The defendant filed general and special demurrers to the petition as amended, and upon a hearing the court sustained the general demurrer and dismissed the petition, and the plaintiff excepted. 1. Martin, the defendant in error, was in the market to purchase theatres to add to those which he already owned; and, as an inducement to Wilson, the plaintiff in error, to reveal to him the name of a chain of theatres which Wilson had reason to believe was for sale for a reasonable figure, Martin agreed to pay Wilson 5 percent commission of the purchase-price if purchased by Martin or any organization in which Martin was interested. The terms upon which Wilson was to make this revelation were reduced to writing, and this resultant contract is the basis of the present action. It is the contention of counsel for the plaintiff in error that the agreement in paragraph (a) of the contract was to pay Wilson 5 percent commission on the purchase-price conditioned only upon the purchase by Martin, unqualified as to time and amount. However, we must *Page 87 look to the whole contract to determine the intention of the parties. Code, § 20-704 (5); Spooner v. Dykes, 174 Ga. 767 (153 S.E. 889). Paragraphs (c) and (d) expressly place a qualification upon the earlier term of the contract by stating that, "in the event said properties, or stock in the corporations owning the same, shall be bought at a figure or figures less than that first disclosed by the said Wilson, he will be entitled to his compensation on the basis above stated," and that "the undersigned will have twelve months within which to buy as herein stated." Thus, the plain and explicit language of the contract refutes this argument of counsel.

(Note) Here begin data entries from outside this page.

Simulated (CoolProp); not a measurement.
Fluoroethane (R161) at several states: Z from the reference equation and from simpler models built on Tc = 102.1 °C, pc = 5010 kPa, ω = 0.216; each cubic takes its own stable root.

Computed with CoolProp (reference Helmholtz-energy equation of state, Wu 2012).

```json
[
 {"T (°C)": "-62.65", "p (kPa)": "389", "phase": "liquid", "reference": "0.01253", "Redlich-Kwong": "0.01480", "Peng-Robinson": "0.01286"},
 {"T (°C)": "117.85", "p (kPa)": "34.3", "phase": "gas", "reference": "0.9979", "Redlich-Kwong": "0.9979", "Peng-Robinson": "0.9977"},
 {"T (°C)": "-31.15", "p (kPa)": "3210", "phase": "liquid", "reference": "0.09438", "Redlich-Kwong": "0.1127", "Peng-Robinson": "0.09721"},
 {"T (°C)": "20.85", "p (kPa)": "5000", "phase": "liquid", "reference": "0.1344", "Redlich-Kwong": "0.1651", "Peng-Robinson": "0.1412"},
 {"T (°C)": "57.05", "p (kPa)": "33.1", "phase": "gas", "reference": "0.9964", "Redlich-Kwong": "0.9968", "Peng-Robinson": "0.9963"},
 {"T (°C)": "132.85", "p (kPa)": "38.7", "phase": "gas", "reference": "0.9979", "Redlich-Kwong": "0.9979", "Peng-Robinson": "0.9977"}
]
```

2. While it is true that, in order to arrive at the true interpretation of contracts all the attendant and surrounding circumstances may be proved (Code, § 20-704 (1)), in the absence of an allegation that something was omitted from the contract or that the writing did not constitute the entire contract, and such fact is not apparent upon the face of the writing, an allegation that, contemporaneously with or subsequently to the execution of the contract, Martin agreed to allow Wilson two weeks within which to negotiate an option for the purchase of the chain of theatres, would be objectionable as it would be in contravention of the rule denying parol proof variant from the written terms of the contract. All previous negotiations were merged in the written contract, and an additional obligation cannot be grafted thereon. See Roberts v. Investors Savings Co., 154 Ga. 45 (113 S.E. 398); Slaten v. College Park Cemetery Co.,185 Ga. 27 (193 S.E. 872). Nor was Martin's action in proceeding in the negotiations without the further assistance of Wilson a violation of the contract, which clearly states in paragraph (a) that the purchase of the theatres may be "handled by either the undersigned directly or by said Wilson or by them jointly at the option of the undersigned."

3. While, under the facts alleged, the theatre chain was offered to Martin at a price very close to that which Wilson had quoted to Martin upon the execution of the contract, Martin's failure to purchase at the time of this offer could not be said to constitute a violation of the contract or a fraud upon Wilson, as the terms of the offer to sell, requiring Martin to sign the notes of the corporation through which he was to make the purchase as personal guarantor, were objectionable to Martin, and the contract *Page 88 did not make it imperative upon him to purchase upon any terms offered, but only those terms which were agreeable to him.

4. It is further contended by counsel for the plaintiff in error that Martin sought to defraud Wilson by purposely delaying the purchase until more than a year after the expiration of the contract. Even if this had been true, and we do not express any opinion on this point, the contract makes no provision for the payment of commissions in the event that Martin purchased at a price greater than that first stated by Wilson to be the approximate figure at which he could obtain the chain of theatres. We see from paragraph (c) that the parties to the contract went to the trouble to stipulate expressly upon what conditions the commissions would be payable; namely, if Martin purchased at approximately the figure first stated by Wilson as the price for which the theatres might be purchased, or if Martin purchased at a smaller figure. There is no mention of the payment of commissions in the event that Martin should purchase at a greater figure, and we cannot say that it was the intention of the parties that commissions would be paid in the event the purchase-price was greater than that first stated by Wilson, and it is not within the province of this court to reform written contracts. There is no allegation that Martin paid a higher price than the one revealed to him by the plaintiff for the purpose of defrauding the plaintiff.

For the reasons above stated, the court did not err in sustaining the general demurrer.

Judgment affirmed. Sutton, P. J., and Parker, J., concur.